On Monday, I started work on the next issue of Hotel Business, and have spent the remainder of the week keeping a lid on e-mail related to the title. Normally I would have started with a couple of hundred outstanding messages, but I've been keeping an eye on things and the number never went over 105 and dropped over the next couple of days to 64 then 34.
I seem to sped most of my day reading press releases. It's very different to my days on Comic World. Putting aside the idea that it was so long ago we didn't have e-mail (!), on Comic World I was able to build up a small team of reliable writers, whose names you would see in issue after issue. The unreliable ones were quickly dropped. It's the system I prefer and the one I used on all other magazines I've been involved with... until now.

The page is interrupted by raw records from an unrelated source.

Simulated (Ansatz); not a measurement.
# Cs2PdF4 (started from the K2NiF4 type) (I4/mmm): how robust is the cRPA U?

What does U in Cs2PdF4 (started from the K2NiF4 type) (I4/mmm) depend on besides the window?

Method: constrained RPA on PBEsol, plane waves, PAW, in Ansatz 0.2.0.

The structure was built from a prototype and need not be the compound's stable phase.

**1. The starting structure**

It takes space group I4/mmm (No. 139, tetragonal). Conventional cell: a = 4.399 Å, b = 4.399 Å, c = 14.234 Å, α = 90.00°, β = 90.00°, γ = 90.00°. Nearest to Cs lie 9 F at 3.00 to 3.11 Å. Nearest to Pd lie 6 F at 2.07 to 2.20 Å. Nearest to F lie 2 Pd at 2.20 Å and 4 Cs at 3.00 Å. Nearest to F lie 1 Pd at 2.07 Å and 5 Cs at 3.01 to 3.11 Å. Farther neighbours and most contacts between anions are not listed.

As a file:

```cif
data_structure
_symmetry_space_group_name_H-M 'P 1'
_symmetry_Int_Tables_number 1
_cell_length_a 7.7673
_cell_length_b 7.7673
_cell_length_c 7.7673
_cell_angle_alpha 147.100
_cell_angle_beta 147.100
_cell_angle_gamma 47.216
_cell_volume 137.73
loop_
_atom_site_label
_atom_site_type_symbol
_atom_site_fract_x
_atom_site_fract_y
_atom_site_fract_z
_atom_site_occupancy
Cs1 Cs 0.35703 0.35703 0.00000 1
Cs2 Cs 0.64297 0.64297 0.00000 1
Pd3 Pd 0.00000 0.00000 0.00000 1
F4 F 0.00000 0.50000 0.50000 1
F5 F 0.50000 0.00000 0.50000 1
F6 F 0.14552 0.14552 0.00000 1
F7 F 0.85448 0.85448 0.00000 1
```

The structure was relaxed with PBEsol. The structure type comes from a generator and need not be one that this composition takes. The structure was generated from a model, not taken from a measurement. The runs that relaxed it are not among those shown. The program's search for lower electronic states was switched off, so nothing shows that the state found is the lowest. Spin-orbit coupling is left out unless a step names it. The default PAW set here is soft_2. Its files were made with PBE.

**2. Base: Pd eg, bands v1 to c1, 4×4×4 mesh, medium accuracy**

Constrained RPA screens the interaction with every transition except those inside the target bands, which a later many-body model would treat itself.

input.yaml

As there's no budget, we rely on agencies for written material and instead of five or six articles of between 1,600 and 3,200 words by five or six authors, I'm dealing with 50 or 60 150-300 word pieces by 50 or 60 agencies. As themes change in each issue, and agency staff changes almost as quickly, I'm rarely dealing with the same people from one issue to the next. Building a relationship is impossible and every newcomer seems to have their own way of getting things wrong. Actually that's a bit of an exaggeration because they all make one mistake in common: I always ask for high res. pictures to use as illustrations, and they're either missing or what they've sent is way too small. We're a glossy broadsheet paper: your Google mail profile picture is waaaaay too small... and, no, we can't just "grab something off the website" because even if you don't mind illustrating your bylined article with shitty product shots, I do mind having them in a paper that has my name on it as editor.
(But you don't say that, of course. You try to explain the meaning of "pixel resolution" and "dots per inch" and why something that looks good on an HD TV – which is essentially what your computer screen is – won't look so good when it's blown up to four or five times the original size and printed on paper.)
Wednesday was interrupted by the arrival of a police officer who was going door-to-door asking about a shooting incident in nearby Stanley Road. I'd walked past a police van and noticed the crime-scene tape that had been used to close down the road. Apparently, police had responded to a neighbour's call that a house was being broken into. When they arrived a few minutes later, the would-be thief fired a gun at them and escaped while they were calling for back-up. This occurred at around 9.30pm on Tuesday night.
Police began searching Stanley Road and surrounding roads, including ours, which Stanley Road branches off and runs parallel to. A near neighbour's house on the opposite side of the road backs onto the property that was broken into, yet we knew nothing about it... although any other Tuesday, Mel would have been caught right in the middle of it. Visiting friends, she's usually not back until gone ten in the evening. However, this Tuesday, she was back at nine because our friend's daughter wanted to borrow something for a cookery project; so our friend, who had driven Mel back, left with her daughter around half-an-hour before the break-in and gun-shot. A later report identified the weapon as a gas-powered BB gun that was taken from the burgled house.
As you'd expect, most of the stories about the incident quote people talking about how quiet the town is, although we've had a drug-related stabbing and the guy who ran the local fish & chip shop is now serving time for almost dismembering his landlord. And some ducks have gone missing recently. This place is a hot-bed of crime!
I was saddened to hear that Patricia Robins had died. Better known as Claire Lorrimer, she was a very prolific author, although she did not write 160 novels as was claimed by the Daily Mail. I think the claim stems from a Press Association obituary which mistook Patricia's output for that of her mum, Denise Robins. An online biography reads: "Born Patricia Robins, 1st Feb 1921, she was the second of three daughters of Denise Robins, the bestselling novelist also known as ‘the Queen of Romance’, author of 160 novels." Daughter Patricia was said to have just completed her 80th novel. Still a lot, but only half the output of her mother.
Patricia once commented on a piece I'd written here on Bear Alley! Back in 2007 I wrote a column about her grandmother, Kathleen Groom, who wrote under a variety of names. Patricia commented via one of her nieces.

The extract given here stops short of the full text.